PEBBLE BEACH, Calif. — As enticing as a $17 million check would be for each of the NHL’s 30 owners in exchange for inviting a new city to join their exclusive fraternity, the deliberation to expand Quebec City and/or Las Vegas is more nuanced than that.
The question on the mind of most inside Monday’s Board of Governors meeting was: How would expansion affect my team?
Long before commissioner Gary Bettman and the NHL’s executive committee can even pose a vote to the full Board of Governors on expansion, a bevy of details must be sorted out, starting with the format of an expansion draft.
No such deliberations took place at the scenic Inn at Spanish Bay on Monday. The league's presentation on expansion took up 15 to 20 minutes of the two-hour full board meeting, according to Bettman, and did not include “substantive discussions of those issues.”
“There are a myriad (of issues), and within that are a lot of sub-issues that have to be addressed,” Bettman said. “For example: When? What will be the terms of the expansion draft? What would be the terms of an expansion draft if it’s one team or if it’s two teams? What will be the role or the position in the entry draft?”
As one governor pointed out on Monday: the last time the NHL expanded in 2000, there was no salary cap. If the NHL does decide to expand this time around, there is concern teams would use the expansion draft as another buyout period of sorts, using it as a chance to cut ties from prohibitive contracts by leaving those high-priced players unprotected.
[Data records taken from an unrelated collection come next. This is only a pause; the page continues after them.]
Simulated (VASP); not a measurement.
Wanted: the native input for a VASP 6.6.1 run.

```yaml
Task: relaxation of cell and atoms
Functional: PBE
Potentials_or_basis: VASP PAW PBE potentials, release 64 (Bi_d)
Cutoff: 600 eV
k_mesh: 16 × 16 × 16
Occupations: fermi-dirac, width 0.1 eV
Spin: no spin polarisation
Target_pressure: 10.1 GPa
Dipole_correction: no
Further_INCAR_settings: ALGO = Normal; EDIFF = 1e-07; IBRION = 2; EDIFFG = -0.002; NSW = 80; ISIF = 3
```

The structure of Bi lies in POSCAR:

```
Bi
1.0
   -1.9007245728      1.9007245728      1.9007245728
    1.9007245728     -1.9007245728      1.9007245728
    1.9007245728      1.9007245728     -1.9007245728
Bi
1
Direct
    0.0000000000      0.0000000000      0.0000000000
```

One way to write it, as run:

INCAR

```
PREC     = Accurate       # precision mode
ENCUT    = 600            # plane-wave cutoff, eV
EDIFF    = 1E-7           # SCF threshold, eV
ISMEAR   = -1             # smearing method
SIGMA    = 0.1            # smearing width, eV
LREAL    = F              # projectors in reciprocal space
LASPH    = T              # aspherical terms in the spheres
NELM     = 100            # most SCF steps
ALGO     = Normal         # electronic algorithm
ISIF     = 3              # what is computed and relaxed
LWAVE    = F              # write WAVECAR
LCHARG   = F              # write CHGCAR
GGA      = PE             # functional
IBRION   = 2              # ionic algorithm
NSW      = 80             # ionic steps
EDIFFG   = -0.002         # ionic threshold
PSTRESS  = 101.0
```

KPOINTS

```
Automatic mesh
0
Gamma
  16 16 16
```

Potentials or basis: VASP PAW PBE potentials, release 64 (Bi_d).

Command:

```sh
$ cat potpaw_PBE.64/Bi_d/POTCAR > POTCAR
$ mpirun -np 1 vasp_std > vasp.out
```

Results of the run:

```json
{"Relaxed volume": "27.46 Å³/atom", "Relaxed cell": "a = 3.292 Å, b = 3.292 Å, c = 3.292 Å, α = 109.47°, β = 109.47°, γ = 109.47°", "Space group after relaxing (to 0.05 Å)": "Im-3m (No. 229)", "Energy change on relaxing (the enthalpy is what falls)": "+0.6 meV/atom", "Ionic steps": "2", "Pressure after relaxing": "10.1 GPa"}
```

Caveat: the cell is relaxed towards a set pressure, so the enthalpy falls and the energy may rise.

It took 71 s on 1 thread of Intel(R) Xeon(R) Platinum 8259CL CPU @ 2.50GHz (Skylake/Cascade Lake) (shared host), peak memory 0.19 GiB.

There is also the issue of whether players with no-movement or no-trade clauses should be open to claims in the expansion draft. Any expansion team drafting would also have to keep an eye on their own salary cap restrictions.
Governors understand $500 million should buy any expansion team every opportunity to ice a competitive team from Day 1. That is also in the best interest of everyone, as the expansion Thrashers proved it is impossible to be a viable franchise without on-ice success.
The list of quirks and snags is long. How many players must be exposed? Will teams be permitted to make trades with a guarantee an expansion team won’t select a certain unprotected player? Should expansion teams be included in the draft lottery for the No. 1 overall pick?
These are the issues governors and GMs want ironed out long before any vote to expand. To a billionaire, $17 million might not be worth the collateral damage to his franchise.
“That’s after you get past the point: Do we want to expand? Are these the right markets? Are these the right applicants? Are we comfortable with the arena?” Bettman asked rhetorically. “The list goes on and on. It’s an important, significant business decision, and it’s being treated in a businesslike way.”
OTHER BOARD NOTES:
- Bettman was most emphatic when asked about whether the NHL is stalling to see if a legitimate applicant from Seattle could emerge. Reports indicate a vote in Seattle City Council in January on a new arena site. Bettman did not rule out re-opening the process in the future, but said this current deliberation is focused on Las Vegas and Quebec City.
“We're going to go through this process, complete this process one way or the other, and that's where we'll be,” Bettman said. “If we decide at another point in time to re-open expansion, and I'm not saying we would, that's a subsequent decision. This process is this process for these two applicants. Period.”
- Though Bettman announced next year’s salary cap could be between this year’s $71.4 million mark and $74.5 million, he could not stress enough how it is a “very, very, very rough projection.” One year ago, the projection offered at this meeting was $73 million. It ended up at $71.4 million. Given the volatility in the Canadian dollar, you can rest assured most GMs will play it very conservatively between now and when the official 2016-17 number is released in June.
- That salary cap projection includes a five per cent escalator, a number which needs to be agreed upon with the NHL Players’ Association. Next season could well be the year players decide they’re fed up with the amount of escrow being withheld from their paychecks, which could keep the cap relatively flat.
- Bettman said there were no issues communicated on the new 3-on-3 overtime format and coach’s challenge. “Everybody’s pleased,” Bettman said. “All good.”
- On the docket for Tuesday: Discussion of the league’s concussion protocol, as well as the rule for compensation of executives and coaches under contract being hired by new teams.